We caught up with Frimpong to learn more about his journey, what this moment means for Africans and why we shouldn't be afraid of failing.
Read our conversation below.
This interview has been edited and condensed for length and clarity.
Antoinette Isama for OkayAfrica: What was it like growing up in the Netherlands as a Ghanaian?
Growing up in the Netherlands, there were a lot of Ghanaians there, so it's awesome. There are Ghanaian churches and Ghanaian food around me as well. What was really hard was that I was considered illegal in the Netherlands up until the age of 13, which was really tough because the government had made a lot of mistakes [with my citizenship process]. During those 13 years, no school would accept me when I was trying to go to high school. Because of my status, no doctor wanted to help me when I got injured and I broke my ankle as a sprinter due to no insurance.
A lot of people don't understand what it means to be illegal unless you're in that position. For those people who do have legal status, they don't really know what it feels like because people treat you like a criminal—people treat you like a bad person. And that's not true, obviously. My parents had to work two, three jobs to pay different lawyers to help us out. It was really hard. I still have a little bit of, I'll say, internal scars of how I was treated by the Dutch government. They took pretty much 13 years of my childhood away from me.
But I kept my head above water and kept working really hard. Thank God I received a scholarship in the States so I was able to show my God-given talent in track and field.
Photo courtesy of Akwasi Frimpong.
One thing that I've noticed with the many Africans athletes who are going to be participating in the Winter Games is that a lot of you all have track backgrounds. Is there something similar between the two sports like training? Why do you think there's this transition from track to skeleton and bobsled?
The transition is very obvious when it comes to sprinting. There are other people that transitioned through different sports, but mainly, a lot of the really good ones come from a track and field background. The reason why is because the sled is pretty heavy. You have to be able to push it but you still have to be able to use a sprinting technique to be able to push the sled really fast.
Because once all athletes are equal in sliding and steering the sled, either in bobsled or skeleton, then it comes to who can push the fastest. But, just like the Nigerian Bobsled Team and myself, we're learning how to slide because we're still new at it.
At the end of the day, it's all about technique. Once you get a technique under control, you can do it. It doesn't matter if you're doing skeleton or bobsled, but it's easier to transition from track and field because you already have the speed and the technique.
What drew you to the sport aside from the easy transition?
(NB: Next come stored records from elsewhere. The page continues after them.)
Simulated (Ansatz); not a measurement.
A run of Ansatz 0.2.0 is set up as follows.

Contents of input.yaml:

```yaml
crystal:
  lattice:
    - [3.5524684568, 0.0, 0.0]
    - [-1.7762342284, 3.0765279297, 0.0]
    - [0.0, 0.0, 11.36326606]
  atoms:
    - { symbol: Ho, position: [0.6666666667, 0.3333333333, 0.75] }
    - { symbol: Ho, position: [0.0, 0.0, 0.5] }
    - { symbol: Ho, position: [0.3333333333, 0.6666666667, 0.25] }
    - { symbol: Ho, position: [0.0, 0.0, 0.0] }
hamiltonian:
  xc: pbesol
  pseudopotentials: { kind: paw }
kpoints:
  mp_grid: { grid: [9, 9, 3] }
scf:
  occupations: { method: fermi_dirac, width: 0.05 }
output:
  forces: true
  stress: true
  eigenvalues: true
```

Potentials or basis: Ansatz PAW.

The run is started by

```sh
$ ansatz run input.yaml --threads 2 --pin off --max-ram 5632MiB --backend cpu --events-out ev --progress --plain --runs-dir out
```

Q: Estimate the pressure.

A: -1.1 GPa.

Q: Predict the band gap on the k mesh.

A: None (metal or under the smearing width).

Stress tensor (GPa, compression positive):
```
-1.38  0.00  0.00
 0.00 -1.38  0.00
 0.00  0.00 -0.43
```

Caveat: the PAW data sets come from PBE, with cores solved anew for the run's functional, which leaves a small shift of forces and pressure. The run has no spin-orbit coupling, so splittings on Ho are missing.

In 2012 I was the third fastest guy in the Netherlands, so I was part of the pre-Olympic team but I had a tendon injury, so I was not able to make the final cut of the team. Shortly after, I was grabbed by the former Dutch bobsled coach, and she said, "Hey, your dream is to go to the Olympics, there's another road. There's another way for you to use your speed. We would love to join the Dutch team."
For the first six months or so, I was like, "Ah, I don't know if I wanna do this. It's not really what I want. It's not my goal. My goal is to be a sprinter, an Olympian on the sprint team." But I thought about it for a little bit. Then, I did a tryout and I made the Dutch team. That's where it all started. So yeah, black man on ice and snow, it's not really obvious. It doesn't happen that often. But, here we are, showing that it is actually possible.
Photo courtesy of Akwasi Frimpong.
From what I understand with skeleton as a sport, you're on the sled by yourself. You're not really pushing the sleigh with people. So, what's it been like having to do that on your own?
After I missed the Sochi Olympics, my bobsled coach who was the same one that recruited me for bobsledding actually stayed in touch with me and she said, "I think skeleton would be great fit for you because it's not a team sport. And now you can really rely on your own strength. You basically got your own life in control going about 80 to 90 miles per hour with your head first."
I didn't even know if that's something I wanted do again. But, I gave it a shot. I went again 2015, to a tryout, or a skeleton experience thing. That's where I figured out I really loved it. I really liked it because now, with bobsled as a brakeman, I couldn't see. Because if you're a brakeman, you're behind and your head is tucked underneath so you don't see. Only the driver can see. But with skeleton, I could see. Even though it was very, very, very scary, when you're done, you just want to go back on top and do it again and make less mistakes. The way I gained interest was somebody told me I could do it. I tried it out. I liked it. I love the adrenaline rush and the fact that I had my own life in control.
How are you feeling leading up to the Olympics ? How are you mentally preparing yourself for your races?
I [still] feel a sense of shock that I made it and I qualified. I'm just staying humble and working hard because my main goal is 2022—which is the Winter Olympics in Beijing. I wanted to go to the 2022 [games] because I wanted it to be something realistic. I was going make it this time, for the third time, so I gave myself enough years to learn the sport. Because it takes about four to six years to actually learn how to steer the sled.
When I came in, I never thought about 2018. I was always thinking 2022 is when I want to win the first Winter Olympic medal for Africa or the first gold medal for Ghana in Winter Olympics. That would always be my goal and my dream and I'm still working towards that.nSo, 2018 is for the experience. It's to go out there and break barriers, write history for my country, Ghana, and gain experience for 2022.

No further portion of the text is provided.